ReleaseEngineering/How To/Restart Buildbot Masters
We occasionally need to restart buildbot masters for various reasons:
- upgrades to the underlying OS
- gradual increase in memory usage over time, leading to reduced master performance
There's a Nagios check in place reminding us when the masters need to be rebooted:
<nagios-releng> Wed 23:19:55 UTC  [moc] nagios1.private.releng.scl3.mozilla.com:buildbot-master-machines-buildbot_age cluster is WARNING:CLUSTER WARNING: buildbot-master-machines-buildbot_age cluster: 0 ok, 41 warning, 0 unknown, 0 critical (http://m.mozilla.org/buildbot-master-machines-buildbot_age+cluster)
If you need to restart a single master by hand, here's the sequence you should follow:
- disable the master in slavealloc. This prevents the master from taking more slave connections while you're waiting for it to shutdown.
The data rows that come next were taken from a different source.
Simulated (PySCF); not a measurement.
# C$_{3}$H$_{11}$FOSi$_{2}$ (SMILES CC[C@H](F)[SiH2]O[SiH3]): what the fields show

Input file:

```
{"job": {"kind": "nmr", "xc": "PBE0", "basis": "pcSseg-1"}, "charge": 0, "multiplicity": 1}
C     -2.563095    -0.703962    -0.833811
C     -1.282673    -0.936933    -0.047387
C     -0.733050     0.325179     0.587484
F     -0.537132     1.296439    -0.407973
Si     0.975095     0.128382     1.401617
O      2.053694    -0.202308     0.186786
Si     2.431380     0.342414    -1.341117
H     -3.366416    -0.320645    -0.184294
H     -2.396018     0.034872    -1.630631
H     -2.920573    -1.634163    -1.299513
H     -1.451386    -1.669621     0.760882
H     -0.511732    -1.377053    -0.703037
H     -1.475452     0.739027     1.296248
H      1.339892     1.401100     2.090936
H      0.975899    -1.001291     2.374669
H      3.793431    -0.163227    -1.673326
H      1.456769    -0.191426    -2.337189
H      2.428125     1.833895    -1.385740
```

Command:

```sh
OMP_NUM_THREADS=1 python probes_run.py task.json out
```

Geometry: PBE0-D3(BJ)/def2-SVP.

- click the "Clean Shutdown" button on the web interface for the given master, e.g. http://buildbot-master82.bb.releng.scl3.mozilla.com:8001/
- wait for the jobs currently running on that master to complete. You can track progress in two ways:
- search in-page for "Running" on the master's buildslaves page, e.g. http://buildbot-master82.bb.releng.scl3.mozilla.com:8001/buildslaves?no_builders=1
- check BuildAPI for the list of running jobs and look for the ones corresponding to that master
- once the master is shutdown, perform whatever upgrades are required, etc.
- restart the master. NOTE: buildbot masters are configured to restart buildbot automatically on boot, so if you reboot the master, buildbot will restart itself. To restart manually:
xebec:buildduty ccooper$ ssh cltbld@buildbot-master82 Unauthorized access prohibited [firstname.lastname@example.org ~]$ cd /builds/buildbot/build1/ [email@example.com build1]$ make start
- re-enable the master in slavealloc.
- Don't forget to remove the reconfig.lock file if the script gets interrupted for any reason.
The above actions have been encapsulated into a script: https://hg.mozilla.org/build/tools/file/default/buildfarm/maintenance/restart_masters.py. The script is setup to run on buildduty-tools.srv.releng.usw2.mozilla.com, located at /home/buildduty/restart_masters/ under buildduty's account.
The wrapper script /home/buildduty/restart_masters.sh is used to update repositories and call restart_masters.py. The latter will prompt for the usernames and passwords it needs (ldap email for slavealloc, cltbld and root for ssh).
Here is an example invocation:
# ssh -A buildduty@buildduty-tools $ screen -R restart_masters $ /home/buildduty/restart_masters.sh
You can enter nonsense for the cltbld and root passwords because key auth is used but for username you need to give it the full ldap email otherwise the prompt will appear after the script invocation and nothing will happen, also looking into papertrail logs for this should look like:
"ERROR - __main__ - Unable to retrieve masters from slavealloc. Check LDAP credentials.".
Forwarding your ssh agent is required for ssh access to the masters. If you use a timeout make sure it's sufficiently long for the script to repeat, but don't leave it running indefinitely. NB: rebooting masters by adding the -r arg to restart_masters.py is non-functional because root logins are disabled.
The logs go to papertrail, outputting a progress report every 60 minutes. For really minimal view (which may hide errors) see this filtered view.
You can send a SIGUSR1 to restart_masters.py to prompt an extra progress report; allow time for the current status check to complete first.
The above script requires sensitive credentials that shouldn't be stored on disk. For now, we're still running this script by hand.